What you seem to be saying is that unless we stay focused on transitions, we lose sight of capitalism’s boundaries and become incapable of identifying that which is not capitalist. Let’s put the question this way: can we articulate capitalism’s historical contingency (locating it in specific time and space) without necessarily being invested in what came before?
As with most everything in scholarship, it is a matter of emphasis. Personally, I am comfortable with shifting our emphasis from the questions of transition (pre- or proto-, revolution or evolution, etc) to those of capitalism’s operational mechanics. It might be ok at this current historiographical moment for the bulk of attention to be given to the question of “how does the system work?” We can still recognize contingency, especially as we investigate one of the fundamental aspects of capitalism, namely its success in masking its own historical specificity.

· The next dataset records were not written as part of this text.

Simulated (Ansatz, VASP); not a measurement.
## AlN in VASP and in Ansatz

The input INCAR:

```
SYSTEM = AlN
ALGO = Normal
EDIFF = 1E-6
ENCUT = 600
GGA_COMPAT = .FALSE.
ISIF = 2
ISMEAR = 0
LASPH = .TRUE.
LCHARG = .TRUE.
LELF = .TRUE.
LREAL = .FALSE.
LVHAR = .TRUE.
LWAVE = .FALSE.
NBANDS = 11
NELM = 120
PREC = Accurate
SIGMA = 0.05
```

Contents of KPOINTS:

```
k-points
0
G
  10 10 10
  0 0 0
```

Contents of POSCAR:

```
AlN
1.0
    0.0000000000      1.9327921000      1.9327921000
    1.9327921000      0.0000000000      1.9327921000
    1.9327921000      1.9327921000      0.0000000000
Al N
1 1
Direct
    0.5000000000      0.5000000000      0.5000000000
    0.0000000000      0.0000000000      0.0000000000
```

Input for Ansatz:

Can we point to something that’s not capitalism, you ask? Yes, I think we can. Consider making a list of the attributes of un-capitalism? Lack of private ownership; high legal barriers to social mobility; family/heredity more crucial than wealth in determining outcomes; many relations held outside the market; disbelief in perpetual growth (Malthusian trap still prevails); lack of mobile capital, no standardized measure of exchange; contendedness with the status quo (the opposite of creative destruction: unimaginative conservation); no notion of intellectual property, economic constraints outweigh economic choice. Would this be a satisfying list? Obviously lists are tough: I’ve spent a lot of time trying to work up a definition of capitalism in list form, but have always wondered if you’d need to check off 6/12 attributes, 9/12 attributes, 12/12 attributes to qualify. There are many possible criteria for defining capitalism, and I’ve ended up with a Jeff Foxworthy-like list of “You Know You’re Capitalist When…” Yet as someone who came of age historiographically-speaking when most attention was on determining the tipping-point (maybe 8 of 12 attributes?), I see greater productive possibilities at the present moment in asking different questions, questions that explicitly shy away from origins. That could change in a decade… or sooner with your work, which I anticipate eagerly! But in the meantime, I am not so worried about the slippery-slope notion that unless we firmly establish capitalism’s boundaries at the outset, we’re prone to obscure its historical specificity.
You definitely need to start a “You Know You’re a Capitalist When” Tumblr.
Seth, thanks so much for this response. I can definitely agree that emphasising the question, “how does the system work?” is the most important task right now.
I guess what worries me is that, in ignoring the question of capitalism’s boundaries, it becomes all too easy to ascribe *any* particular process or feature of society to capitalism, and to include it in our description of “how the system works.” That seems to leave no room for the possibility of forces or processes that occurred alongside, or in tension with, those of capitalism–things that were “left over” (as it were) from earlier institutions or traditions. I don’t mean processes like class struggle where forces against capitalism are produced by the relations of capitalism itself. I mean things like, say, religion, patriarchy, or communal identities, which persist through to the present and were no doubt in some way changed and utilised by capitalism but certainly weren’t produced by it, and have presumably had their own effects on its development. How do we talk about the *transformation* of those kinds of institutions without talking about the *transition* to capitalism?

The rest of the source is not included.